The Series: Horace j. Edwards and the Time Keepers
Horace j. Edwards and the Time Keepers traces Horace’s adventures through all of 6th grade, each book set in a new season, a new time in history, and a new city that needs to be saved. The series touches on the deeply human themes of loss, friendship, and renewal. It is a reminder that the things we have discarded in our lives – buildings, cities, ideas, and even people – are sometimes the most valuable.

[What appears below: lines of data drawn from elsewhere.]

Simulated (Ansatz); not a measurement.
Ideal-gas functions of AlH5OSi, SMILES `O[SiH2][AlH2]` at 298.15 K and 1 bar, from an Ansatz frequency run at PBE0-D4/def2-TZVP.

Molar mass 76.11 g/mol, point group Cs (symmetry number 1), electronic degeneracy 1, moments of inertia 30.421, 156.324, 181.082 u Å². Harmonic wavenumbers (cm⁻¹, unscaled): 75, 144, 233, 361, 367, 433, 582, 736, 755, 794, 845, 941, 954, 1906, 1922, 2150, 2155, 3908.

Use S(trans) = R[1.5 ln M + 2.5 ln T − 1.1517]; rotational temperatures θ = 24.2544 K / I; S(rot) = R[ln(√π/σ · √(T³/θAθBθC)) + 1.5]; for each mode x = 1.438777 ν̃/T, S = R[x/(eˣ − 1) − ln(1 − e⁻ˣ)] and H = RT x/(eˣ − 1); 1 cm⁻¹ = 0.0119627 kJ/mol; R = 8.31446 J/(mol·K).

Book One: The Secret of the Scarab Beetle
Horace Edwards is an ordinary boy who’s just moved to Niles, Michigan. That is, until the start of 6th grade when he not only learns of the mysterious death of his grandfather, but also becomes the recipient of a strange inheritance. In his efforts to uncover the truth about his grandfather’s death and the secrets of his new inheritance, Horace finds himself transported back in time to the Ancient Egyptian city of Amarna. There he meets the future pharaoh, King Tut, and together these two boys become engaged in a dramatic fight to save the city from total destruction. In the process Horace discovers that he is the heir to an order of guardians, known as the Time Keepers. With help from two friends and a bully, Horace and Tut attempt to save the ancient city, stop the sale of Horace’s family farm, and protect a secret that lies at the very heart of Egypt’s existence, the magical power of the Benben Stone. However, their task won’t be easy. Tut’s uncle Smenk, is trying to erase the memory of Tut’s father from the pages of history and Tut with him. There is only one small problem with Smenk’s plan; he needs Horace’s magical scarab beetle to do it.
Book Two: The Search for the Lost Prophecy
In The Search for the Lost Prophecy, the sequel to The Secret of the Scarab Beetle, Horace continues to search for more information about the Time Keepers and his role in this secret order. After he discovers that the tree portal at his grandparents' farm is destroyed, Horace, along with his friends Anna and Milton, travels back in time to 1920s Detroit, hoping to learn more. There they meet keeper Herman at the Scarab Club and learn that someone is threatening the Time Keepers and the order's mission. Horace finds out that the mystical Benben Stone is being stored in a crypt back in present-day Niles, Michigan. And Horace is now tasked with keeping the sacred stone safe. Will the person or persons threatening the Order learn of Horace's true identity?
A Note to Readers
So much of the inspiration for this story is based on historical facts. The characters, the places, the names, and even many of the objects are real. I’ve always been drawn to the mysteries of history and, surprisingly, both Egypt and Michigan are full of them.
Horace’s name (which is also the name I gave my favorite stuffed animal as a kid) is connected to an Egyptian god and a famous resident in Niles, Michigan. Niles is a real town in the southwest of the state. It has a fascinating past dating to the early frontier first settled by the French. In the nineteenth century it was also an important stop on the Underground Railroad. An old museum called the Chapin House sits in the center of Niles, and houses many bizarre artifacts, including a two-headed sheep.
Although the Michigan Relics never made their way to Niles, they were a real and unexplained collection of objects found in the state in 1890.
The Egyptian artifacts and history mentioned in the story are real as well. The Benben Stone can be traced to the city of Heliopolis. The whereabouts of the stone remain a mystery, as does the location of Akhenaten’s burial site. Akhenaten and his city, Amarna, dramatically transformed three thousand years of Egyptian history before he died mysteriously, disappearing along with his city from the history books. The lost period of Amarna was only rediscovered in 1922, when Howard Carter stumbled upon King Tut’s sealed tomb in the Valley of the Kings. The discoveries inside opened a window onto a period of previously forgotten history. One of the discoveries, which left many Egyptologists bewildered by its beauty, was a blue scarab beetle.